But when he received an offer for another virtual festival, Buckelew refused. “Since the internet is basically all one space,” he says, “it removes the excitement of each festival bringing in a unique audience of certain people in a certain place… Curation and context are super-important, but it also seems like at a certain point, if you kept showing the same film over and over at different festivals that had moved online, you may as well just upload it yourself permanently.”
One festival that has chosen to preserve the real-life experience is GLAS. After canceling its edition in Berkeley last month, it opted to host a scaled-down festival in L.A. later in the year. That said, the festival may incorporate virtual events in the future, as its director Jeanette Bonds explains: “We aren’t fundamentally opposed to live-streaming events… but when the time comes [to do one] we’d like for it to be something that was intended for that format by design. We’ve also been exploring the idea of doing more live-stream Q&As with artists and directors.”
If the coming months prove that virtual festivals are technically feasible — and commercially viable — they may remain an important fixture of the circuit even once the crisis has passed. Renoldner sees an upside to this: “I do feel that festival tourism has also become too intense in the past decades. To visit numerous festivals in one year isn’t very nice for our planet.”

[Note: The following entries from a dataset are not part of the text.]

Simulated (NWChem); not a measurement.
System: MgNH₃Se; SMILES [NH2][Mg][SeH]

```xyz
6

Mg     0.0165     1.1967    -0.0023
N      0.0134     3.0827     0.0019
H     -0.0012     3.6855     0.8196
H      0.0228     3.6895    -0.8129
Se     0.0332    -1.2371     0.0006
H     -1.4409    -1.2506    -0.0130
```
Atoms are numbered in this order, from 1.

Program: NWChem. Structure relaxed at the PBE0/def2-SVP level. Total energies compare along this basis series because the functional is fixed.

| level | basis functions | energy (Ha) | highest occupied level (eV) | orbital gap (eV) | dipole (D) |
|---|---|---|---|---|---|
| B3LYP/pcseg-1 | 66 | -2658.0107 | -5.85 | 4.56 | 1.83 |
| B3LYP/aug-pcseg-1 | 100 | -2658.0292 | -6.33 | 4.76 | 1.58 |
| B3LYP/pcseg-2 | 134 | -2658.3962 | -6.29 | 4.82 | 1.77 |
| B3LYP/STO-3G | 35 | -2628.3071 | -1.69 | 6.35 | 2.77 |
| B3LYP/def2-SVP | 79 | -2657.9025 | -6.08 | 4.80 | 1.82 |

However, like everyone else, he believes that the online experience is ultimately no substitute for real-life festivals. “Final answer: I am sure that physical festival — at least the good ones — will of course survive.”
(As originally phrased, this article implied that SXSW itself is organizing the virtual festival held in its name, which is in fact an initiative by Mailchimp and Oscilloscope. The text has been amended to reflect this.)